We likely need to expand YY_NUM_RULES 79 to whatever number we eventually have as well.
This is on line 293 of lex.yy.cpp

THe real 'fun' is modifying: static yyconst short int yy_acclist[276]
yy_accept[174] =[174]
etc.
These hold yy_current_state and other values, I think, as redirects?
I need to read more of the flex manual.
*/

These do not have a peroper case statement at present, or any handlers.

npcdata { doLines(); return NPCDATA; }
NPCDATA { doLines(); return NPCDATA; }

setflag         { doLines();return SETFLAG; }
setflagfalse    { doLines();return SETFLAGFALSE; }
setflagtrue     { doLines();return SETFLAGTRUE; }
setflagmore     { doLines();return SETFLAGMORE; }
setflagless     { doLines();return SETFLAGLESS; }
goto            { doLines();return GOTO; }
gototrue        { doLines();return GOTOTRUE; }
gotofalse       { doLines();return GOTOFALSE; }
gotoless        { doLines();return GOTOLESS; }
gotomore        { doLines();return GOTOMORE; }

arraytoindex    { doLines();return ARRAYTOINDEX; } //Store array in an index of another array..
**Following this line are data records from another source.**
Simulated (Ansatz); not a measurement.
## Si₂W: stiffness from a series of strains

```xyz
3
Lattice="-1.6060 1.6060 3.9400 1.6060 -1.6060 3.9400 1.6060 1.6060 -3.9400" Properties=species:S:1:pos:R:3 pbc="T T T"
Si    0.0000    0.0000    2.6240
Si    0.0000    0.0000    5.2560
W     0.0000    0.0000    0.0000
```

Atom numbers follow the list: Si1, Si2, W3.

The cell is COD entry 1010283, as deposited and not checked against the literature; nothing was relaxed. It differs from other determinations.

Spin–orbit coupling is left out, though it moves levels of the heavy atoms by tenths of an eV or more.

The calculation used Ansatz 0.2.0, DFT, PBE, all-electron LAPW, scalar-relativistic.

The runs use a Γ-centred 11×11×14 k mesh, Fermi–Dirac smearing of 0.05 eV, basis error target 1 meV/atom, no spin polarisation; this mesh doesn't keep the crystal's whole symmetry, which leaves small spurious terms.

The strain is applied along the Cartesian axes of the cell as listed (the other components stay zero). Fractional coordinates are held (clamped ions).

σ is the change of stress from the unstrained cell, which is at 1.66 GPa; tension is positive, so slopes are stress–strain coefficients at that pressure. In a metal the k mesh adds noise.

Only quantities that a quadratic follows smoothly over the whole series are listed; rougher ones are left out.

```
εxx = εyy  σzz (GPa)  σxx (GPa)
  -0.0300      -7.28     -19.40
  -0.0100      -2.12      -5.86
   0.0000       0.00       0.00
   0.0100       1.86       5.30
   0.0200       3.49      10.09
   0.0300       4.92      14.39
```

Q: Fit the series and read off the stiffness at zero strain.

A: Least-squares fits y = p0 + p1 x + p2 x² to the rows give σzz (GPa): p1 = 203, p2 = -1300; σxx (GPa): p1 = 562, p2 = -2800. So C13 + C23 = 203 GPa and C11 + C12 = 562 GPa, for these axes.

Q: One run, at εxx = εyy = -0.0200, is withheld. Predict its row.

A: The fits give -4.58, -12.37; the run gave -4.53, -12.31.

POINTER         { doLines();return POINTER; }

SETFLAG         { doLines();return SETFLAG; }
SETFLAGFALSE    { doLines();return SETFLAGFALSE; }
SETFLAGTRUE     { doLines();return SETFLAGTRUE; }
SETFLAGMORE     { doLines();return SETFLAGMORE; }
SETFLAGLESS     { doLines();return SETFLAGLESS; }
GOTO            { doLines();return GOTO; }
GOTOTRUE        { doLines();return GOTOTRUE; }
GOTOFALSE       { doLines();return GOTOFALSE; }
GOTOLESS        { doLines();return GOTOLESS; }
GOTOMORE        { doLines();return GOTOMORE; }

ARRAYTOINDEX    { doLines();return ARRAYTOINDEX; } //Store array in an index of another array..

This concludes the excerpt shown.